With the FIFA World Cup and the Olympic Games just around the corner, Brazil is embarking on three years of excitement. This is one of the most important eras in the country’s history, which should see it establishing itself as a major power on the global economic stage. In terms of aviation, the good times have already begun.
With record levels of air seat capacity, more Brazilians than ever before are opting to take to the skies instead of travelling the long and winding roads of the vast South American country. The growth in air passenger numbers, along with the emergence of a more competitive yet streamlined airline industry, as well as a lucrative airport concession programme, is propelling the modernisation of Brazil’s aviation industry.

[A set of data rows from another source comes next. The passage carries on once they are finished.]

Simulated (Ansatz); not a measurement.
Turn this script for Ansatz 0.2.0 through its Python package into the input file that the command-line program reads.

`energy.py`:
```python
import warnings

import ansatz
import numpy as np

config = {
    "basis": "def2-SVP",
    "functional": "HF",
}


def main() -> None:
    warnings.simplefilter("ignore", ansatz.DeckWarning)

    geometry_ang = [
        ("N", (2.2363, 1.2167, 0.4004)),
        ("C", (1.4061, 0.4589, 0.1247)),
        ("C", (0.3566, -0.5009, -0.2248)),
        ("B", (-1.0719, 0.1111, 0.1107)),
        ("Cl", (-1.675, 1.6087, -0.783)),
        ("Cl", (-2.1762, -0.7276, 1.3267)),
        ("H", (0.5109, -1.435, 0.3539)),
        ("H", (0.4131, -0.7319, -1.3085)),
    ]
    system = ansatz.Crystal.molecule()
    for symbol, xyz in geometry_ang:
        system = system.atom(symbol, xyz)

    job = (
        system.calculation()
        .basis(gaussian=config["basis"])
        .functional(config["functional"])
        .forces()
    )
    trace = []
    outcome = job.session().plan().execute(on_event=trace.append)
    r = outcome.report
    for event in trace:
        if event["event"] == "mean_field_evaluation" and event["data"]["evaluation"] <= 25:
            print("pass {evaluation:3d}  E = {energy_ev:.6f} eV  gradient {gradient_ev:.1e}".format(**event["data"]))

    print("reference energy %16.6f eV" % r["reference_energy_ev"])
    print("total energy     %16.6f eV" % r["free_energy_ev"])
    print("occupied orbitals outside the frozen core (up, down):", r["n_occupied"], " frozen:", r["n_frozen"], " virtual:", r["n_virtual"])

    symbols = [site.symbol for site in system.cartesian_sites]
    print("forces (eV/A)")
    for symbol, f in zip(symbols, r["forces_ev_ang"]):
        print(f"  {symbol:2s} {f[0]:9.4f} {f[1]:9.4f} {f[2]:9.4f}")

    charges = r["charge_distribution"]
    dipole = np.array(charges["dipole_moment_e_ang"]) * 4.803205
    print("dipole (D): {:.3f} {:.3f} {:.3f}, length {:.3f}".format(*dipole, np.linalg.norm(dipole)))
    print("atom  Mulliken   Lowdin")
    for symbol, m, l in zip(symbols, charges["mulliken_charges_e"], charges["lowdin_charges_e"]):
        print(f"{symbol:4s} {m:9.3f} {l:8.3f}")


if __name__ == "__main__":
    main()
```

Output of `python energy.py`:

The airport concession scheme has seen state airport administrators Infraero take a minority stake in some of the country’s principal gateways, opening these up to private investment for up to 30 years. Airports including Natal, Brasilia, São Paulo’s Guarulhos and Viracopos-Campinas have already been snapped up by concessionaires. Meanwhile, Rio de Janeiro’s Galeao and Belo Horizonte’s Confins will be in the hands of new concessionaires within the next 12 to 18 months as the opening of the formal bidding process on these two airports approaches.
Some commentators have pointed out that the Brazilian government has done rather well out of its concessionary operator deals, with the auctions for the first wave of airport concessions generating well over 300% above the initial asking prices. Questions have been asked about whether the winners of the concessions will ever really see a substantial return on their investments over the 30-year term. Despite these question marks, Brazil will benefit from private sector involvement in its aviation industry, which will help to fast-track the transformation of its major airports at a time when the world’s eyes are watching the country’s every move.
At the end of the last decade, Brazil experienced staggering economic growth, mainly due to a surge in the mining industry and demand from booming Asian markets. This growth propelled Brazil into the top seven of the economic global ‘league table’ and created a new middle class of over 25 million people, who sparked a rise in demand for air travel.
Low-cost carrier Azul was one airline born during this period of incredible growth and the carrier has since played a key role in the transformation of the country’s aviation industry. Azul has also found itself, along with the rest of the Brazilian aviation industry, the focus of investors from all over the world.
In 2008, the Brazilian airline industry was dominated by TAM and GOL, which between them offered 85% of the entire seat capacity of domestic commercial air travel in Brazil.
Many other airlines existed, such as Air Minas, TAF and Total, but none of these were any real threat to the GOL-TAM monopoly.
By 2013, the landscape had changed dramatically. Indeed, seat capacity has grown by over 60% and there are now just five airlines in the market. Of these five carriers, four dominate, between them providing 97% of domestic seat capacity share.
Azul, which was established by former JetBlue founder David Neeleman, has adopted a unique approach by creating a base at the alternative São Paulo airport, São Paulo Campinas Viracopos International. Here the airline has succeeded in not only attracting leisure travellers from the city of São Paulo and the interior state of the same name, but has also managed to entice many corporate travellers, thanks to the airline’s attractive fare structure, reliability, service offering, high frequencies to key regional markets and an onboard product that includes live TV. This, together with its efficient EMB-190 and 195 aircraft, has seen Azul’s presence in the market grow considerably, particularly following its merger with former competitor TRIP Linhas Aereas.
While Azul is riding high on its success of recent years, its home base VCP airport is now in the hands of a new team that has ambitious plans that could change the entire airport landscape for the low-cost carrier. The development plans could also impact the gateway’s position as one of the leading Latin American airports for air cargo. In late 2012, a consortium called Aeroportos Brasil Viracopos (ABV), made up of UTC Participações SA, TPI – Triunfo Participações e Investimentos SA and Egis Airport Operation, won the bid for a 30-year concession of Viracopos-Campinas.
A brand new passenger terminal is currently being built at the airport, which has a master plan that includes a projection of more than 80 million passengers per year by 2042, with a four-runway operation. This would position it as the largest airport in Latin America for both international passengers and cargo – a major transformation for the gateway airport. Currently, from a passenger perspective, the airport is dominated by LCC Azul, with just one international service provided by TAP from Lisbon, three times a week (increasing to weekly, once the new terminal is complete).